After a few weeks of optimizing and getting a lot of good C++ advice from Ares Lagae, I consider my CPU-based voxel raycaster as done. I now have a good framework to test some more interesting stuff on. It offers real-time performance, even for large voxel grids, and I’ve structured the code so I can easily store more information per voxel.
I toyed with the idea to make the step to a CUDA implementation, but that would result in more work and optimizations that would hinder me in trying out new voxel representations (since that would result in a new memory layout, which triggers a new way to store all that stuff compressed in textures, yada yada). Performance is not the goal here. I’m going to dive into some papers about normal filtering, in addition to Representing Appearance and Pre-filtering Subpixel Data in Sparse Voxel Octrees, a paper which was presented at High Performance Graphics 2012 in Paris (co-located with EGSR).
I’m also going to look into some way of preserving the normals from the original .ply models, maybe write my own voxelizer which does a regional lookup and takes the average of normals from the original models. That way, I’ll finally be able to render some lighted models as well :)

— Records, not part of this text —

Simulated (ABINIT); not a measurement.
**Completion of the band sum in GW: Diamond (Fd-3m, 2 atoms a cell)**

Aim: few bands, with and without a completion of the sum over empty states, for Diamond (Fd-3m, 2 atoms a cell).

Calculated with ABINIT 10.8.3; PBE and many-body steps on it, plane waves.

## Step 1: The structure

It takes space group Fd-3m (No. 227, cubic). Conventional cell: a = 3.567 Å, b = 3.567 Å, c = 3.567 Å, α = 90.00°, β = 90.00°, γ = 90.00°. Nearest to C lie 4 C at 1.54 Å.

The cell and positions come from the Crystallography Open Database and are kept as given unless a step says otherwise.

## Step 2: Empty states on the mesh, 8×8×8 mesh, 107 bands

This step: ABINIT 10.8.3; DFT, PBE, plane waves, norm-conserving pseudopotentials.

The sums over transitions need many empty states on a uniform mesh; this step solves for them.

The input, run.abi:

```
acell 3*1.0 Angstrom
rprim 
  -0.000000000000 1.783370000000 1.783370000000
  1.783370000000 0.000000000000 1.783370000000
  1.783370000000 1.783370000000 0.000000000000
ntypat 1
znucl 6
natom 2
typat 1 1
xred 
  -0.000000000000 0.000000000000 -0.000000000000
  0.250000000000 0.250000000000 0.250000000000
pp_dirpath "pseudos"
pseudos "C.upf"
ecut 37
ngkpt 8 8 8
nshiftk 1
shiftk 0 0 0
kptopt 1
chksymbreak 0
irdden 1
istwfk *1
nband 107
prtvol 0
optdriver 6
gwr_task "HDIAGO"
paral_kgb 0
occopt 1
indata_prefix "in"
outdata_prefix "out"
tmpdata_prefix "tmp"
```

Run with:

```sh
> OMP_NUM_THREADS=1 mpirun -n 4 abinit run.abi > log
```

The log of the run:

So here’s some results of the current Voxel Raycaster – you can always browse the code at my WebSVN. The actual traversal algorithm, based on Revelles paper from 2000, is located in TreeTraverser.cpp. I adapted it for iterative use with a stack.
- CPU Raycaster – I’m not drawing OpenGL/DX primitives (cubes) here.
- The Sparse Voxel Octree gets built from a .binvox representation of the model, obtained through the Binvox Mesh Voxelizer. In addition, my own .moctree format is used, which encodes the voxel data in Morton Order. I discovered in Paris that this technique was presented at EGSR2011 by Eric Tabellion in the paper Coherent Out-of-core Point-Based Global Illumination.
- Results were obtained on a Dell Precision T7500 at a resolution of 600×600 pixels. I use OpenMP to multi-thread the raytracing steps. As you can see, even if the voxel grid size changes O(n^3), the time to render the grid only changes O(n). This is due to the efficient skipping of empty space in a Sparse Voxel Octree
On a sidenote, this is also the first time I’ve made heavy use of a C++ profiling tool. I’ve been using AMD Codeanalyst. Even though I have an Intel CPU, it’s free and still offers basic time-profiling.